| Key Features Tested | Results | |
| L2 Pseudowires | Interoperability RSVP-TE | OK |
| Interoperability LDP | OK in most cases | |
| Static LSPs without signaling | OK, supported by two vendors | |
| Data Transfer | OK | |
| Ethernet tunnels | OK | |
| Traffic Transfer Over RSVP-TE and LDP Tunnels | OK | |
| ATM Pseudowires | OK, tested with one vendor | |
| Frame Relay Pseudowires | not tested | |
| TDM Pseudowires | OK, tested with one vendor | |
| VPLS | Full-Mesh Tunnel Establishment between PE-RS systems | OK |
| Traffic Transfer Over RSVP-TE Transport Tunnels | OK | |
| MAC Address Withdraw | not tested | |
| Hierarchical VPLS PE-RS functionality | OK | |
| Hierarchical VPLS MTU functionality | OK | |
| LSP Ping and Traceroute | Generating LSP Echo Request | OK |
| Generating LSP Echo Reply | OK | |
| Receiving LSP Echo Requests | Issues | |
| Receiving LSP Echo Replies | Issues | |
| Generating LSP Traceroute Request | OK | |
| Receiving LSP Traceroute Messages | Issues | |
Problem Summary
| Problem Area | Description | Temporary Solution, if any | Recommendation |
| LDP | Vendor-specific MTU size calculations do not always match
|
None | If the advertised MTU size is derived from the access interface MTU, the exact value of signalled MTU should be known and configured at both sides. |
| LDP Hello message with Hold time set to 0 (default) was not accepted as correct | Set Hold time to 45 sec explicitly | Implementations shall accept the value 0 to match RFC 3036 3.5.2. | |
| The negotiation of timer values (Hello, Keep Alive) did not work properly which caused LDP sessions to disconnect. | Set timers to identical values | Fix implementations that do not negotiate timers correctly | |
| Some vendors do not support pseudowires on LDP tunnels | None | To be most flexible for multi-vendor networks, it is recommended to support both RSVP-TE and LDP signaling protocols for tunnel transport |
|
| RSVP-TE | Some vendors do not support pseudowires on RSVP-TE tunnels | None | |
| OSPF | Some vendors do not support OSPF | The Router ID had to be configured statically, TE tunnels had to be established without CSPF
|
OSPF-TE support is recommended to improve interoperability and to simplify provisioning |
| Some vendors always expect OSPF-TE to be enabled in order to establish MPLS tunnels, even without Traffic Engineering parameters. It took a lot of time to configure MPLS properly. | Simplify MPLS configuration for the case that the peer does not run a routing protocol. | ||
| MPLS OAM | MPLS LSP ping/traceroute packets were sent without an "IP router alert option". The intermediate router did not recognize this packet as an MPLS OAM packet. | None | This is a common bug with MPLS implementations; vendors should keep it in mind |
| Interoperability couldn't be achieved in some cases because vendors implemented different LSP ping/traceroute draft versions. | Upgrade implementations to the latest draft. | The IETF should verify if incompatible draft updates can be avoided. | |
| Configuration | Traffic Engineering had to be enabled separately in order to establish RSVP-TE tunnels. It took a lot of time to configure MPLS properly. | Simplify the configuration of MPLS. |
Conclusion Since 2002, the MPLS and Frame Relay Alliance has tested and publicly demonstrated different aspects of MPLS interoperability. In a total of six large multi-vendor test events, the participating vendors verified many different MPLS protocols for multi-vendor interoperability - from basic signalling to different flavors of Layer 2 and Layer 3 VPN services as well as DiffServ traffic engineering.

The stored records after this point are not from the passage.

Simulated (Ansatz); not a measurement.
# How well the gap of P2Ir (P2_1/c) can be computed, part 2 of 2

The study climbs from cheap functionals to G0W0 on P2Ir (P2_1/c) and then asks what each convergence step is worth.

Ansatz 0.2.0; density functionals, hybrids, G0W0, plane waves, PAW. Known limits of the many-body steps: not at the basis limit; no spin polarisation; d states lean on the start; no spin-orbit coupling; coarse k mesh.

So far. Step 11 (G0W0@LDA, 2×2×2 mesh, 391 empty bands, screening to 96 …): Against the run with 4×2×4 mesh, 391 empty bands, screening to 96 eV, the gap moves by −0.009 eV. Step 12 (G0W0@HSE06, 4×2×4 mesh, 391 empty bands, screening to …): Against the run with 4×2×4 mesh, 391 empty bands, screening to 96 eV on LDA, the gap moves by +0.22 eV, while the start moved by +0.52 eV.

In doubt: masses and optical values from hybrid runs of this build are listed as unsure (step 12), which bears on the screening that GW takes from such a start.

The interoperability event at MPLS World Congress 2005 reassures us that MPLS Layer 2 Ethernet-based VPN implementations are ready for large-scale deployments with many customers in a similar way to Layer 3 VPNs. Of course, each of these two solutions has its particular applications, inherent strengths and weaknesses which are well-known. In both cases, the IETF still continues to develop recommendations (see RFC2547bis, and the battle between BGP-based and LDP-based VPLS).
The more MPLS becomes a complete set of protocols suitable for a multitude of applications, the more we recognize how many work areas still remain to be addressed. As an example, it was quite surprising to notice that there were still issues with the interpretation of the basic LDP standard defined four years ago. At one of the first interoperability events of the MFA in 2003, an urgent need for implementation agreements was noted in order to reduce the amount of protocol options. This statement still holds, and implementation agreements defining use cases are more important than ever.
MPLS LSP ping and traceroute are a different topic. The corresponding internet draft still undergoes regular changes - which is the nature of an internet draft -, and vendors implement different incompatible versions. We contacted the draft authors; they hope that the next draft (number 8) will be fairly mature and might go to last call in March. There is hope that LSP ping and traceroute implementations will work more reliably in heterogeneous environments at the next MFA interoperability test event.
Despite of these small issues, Multi-Protocol Label Switching has grown to support a full set of standardized and interoperable VPN types - making MPLS way more flexible than network technologies of the past. A vast number of vendors implement MPLS by now, and the majority of carriers worldwide uses MPLS as the foundation for their IP and layer 2 service backbones.
The MPLS & Frame Relay Alliance and the supporting test labs, UNH-IOL and EANTC, are proud that the series of interoperability test events conducted since 2001 have been able to improve interoperability dramatically.